First Place Solution in Spring 2023 Simulation Racing Series
Written by Aaron Xie, this paper describes his team’s experience and thought process for their first place solution in the Spring 2023 Simulation Racing Series Competition with teammate Tristan Needham.
The code for the solution can be found here: https://github.com/vanconywhale/ROARSpring2023
A video of the solution doing a full runthrough of the map (without shortcuts) can be found below.
Table of Contents
Introduction
In the ROAR Spring 2023 simulation competition, an updated version of the Berkeley major map was used. It now contained invisible barriers that prevented the vehicle from leaving the paved track, and some parts (including the “sudden jump in the road” mentioned in my previous report) appear to have been smoothed out to create a more comfortable driving experience. For this competition, I decided to build off of my previous solution, modifying the agent to fit the new map’s parameters and finetuning its controller.
Strategy
The Berkeley major map contains two distinct regions: downtown Berkeley and the hills above Berkeley. Downtown mostly contains straightaways and sharp 90 degree turns, while the hills contain more winded roads that climb up and down. Thus, I decided to create two separate throttle controllers for the two regions. In the first region, the controller would account for sharp turns, and in the second region, the controller would account for sharp turns and wide turns that still require the vehicle to slow down in order to pass the route safely.
Design
For the downtown region (region 1), the controller is designed to drive at full throttle when it is
safe to do so. Otherwise, it will brake:
if self.region == 1
if sharp_error < 0.68 or current_speed <= 90:
throttle = 1
brake = 90
else:
throttle = -1
brake = 1
Two factors determine the safety of the car. “sharp_error” measures the latitudinal error between
the car and a far lookahead waypoint. If the error is too high, it indicates that there is a sharp turn ahead. If the car is also under a certain speed (90 in this case), it is also slow enough to full throttle as well regardless of the shape of the track.
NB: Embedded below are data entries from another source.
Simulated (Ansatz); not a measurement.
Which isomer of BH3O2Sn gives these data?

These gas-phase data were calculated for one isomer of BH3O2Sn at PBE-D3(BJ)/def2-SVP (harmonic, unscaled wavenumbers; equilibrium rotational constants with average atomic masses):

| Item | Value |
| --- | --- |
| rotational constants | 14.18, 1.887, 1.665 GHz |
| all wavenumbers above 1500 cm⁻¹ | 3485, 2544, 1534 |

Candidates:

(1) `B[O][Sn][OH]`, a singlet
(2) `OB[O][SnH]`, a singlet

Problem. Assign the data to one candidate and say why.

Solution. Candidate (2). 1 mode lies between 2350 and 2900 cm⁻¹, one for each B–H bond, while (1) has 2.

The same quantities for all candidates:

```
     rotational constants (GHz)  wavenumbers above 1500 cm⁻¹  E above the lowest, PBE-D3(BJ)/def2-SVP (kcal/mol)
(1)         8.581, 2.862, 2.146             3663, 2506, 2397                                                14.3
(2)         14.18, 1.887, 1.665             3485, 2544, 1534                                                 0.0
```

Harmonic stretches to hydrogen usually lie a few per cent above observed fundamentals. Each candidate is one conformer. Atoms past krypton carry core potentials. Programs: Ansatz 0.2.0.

For the hills region (region 2), more constraints on the throttle controller are added to provide
the car a speedy but also safe drive:
elif sharp_error >= 0.67 and current_speed > 70:
throttle = 0
brake = 0.4
elif wide_error > 0.09 and current_speed > 92: # wide turn
throttle = max(0, 1 - 6*pow(wide_error + current_speed*0.003, 6))
brake = 0
else:
throttle = 1
brake = 0
The first condition, similar to the controller in region 1, accounts for sharp, narrow turns that occasionally do occur in the hills. The second condition variably reduces the throttle using a power function based on the car’s latitudinal lookahead error and its current speed.
Manual transmission was also used to maximize speed. This formula from Daniel Chuang’s previous winning (and open-sourced!) solution was employed to set the gear:
gear = max(1, (int)((current_speed - 2*pitch) / 60))
Testing
The specific values for the error and speed limits in the throttle controllers above were optimized from manually test-running the agent through the respective regions. In the hills region (region 2), there were some rare unusual turns that the throttle controller couldn’t account for, resulting in the car crashing. To resolve these extraordinary spots, a waypoint was recorded for each one of these spots. Once the vehicle was close enough to the spot, the controller would force the car to brake for a very small amount of time, slowing it down enough to make the turn safely:
waypoint = self.waypoint_queue_brake[0] # 5012 is weird bump spot
dist = self.agent.vehicle.transform.location.distance(waypoint.location)
if dist <= 5:
self.brake_counter = 1
# print(self.waypoint_queue_brake[0])
self.waypoint_queue_brake.pop(0)
if self.brake_counter > 0:
throttle = -1
brake = 1
self.brake_counter +=1
if self.brake_counter >= 4:
self.brake_counter = 0
In addition to optimizing the parameters for the throttle controllers, the PID and lookahead configuration values were modified for the vehicle to follow the track more closely. Specifically, the PID values were raised at lower speeds, making the vehicle more responsive to turns, and the lookahead values were generally reduced to prevent the vehicle from “clipping”, or trying to make a turn too early and hitting the edge of the track.
Conclusion
I would like to thank my school teammate Tristan Needham for taking interest in the ROAR racing competition and suggesting ideas to improve our previous solutions. I would also like to thank Dr. Yang and the entire research team at ROAR for introducing me to autonomous driving, supporting me along the way in discovering this unique field of artificial intelligence, and providing me the opportunity to both become a high school ambassador for ROAR and experience the Indy Autonomous Challenge in-person.
In the future, I plan to contribute to ROAR’s initiatives by helping develop its simulation projects
and competitions!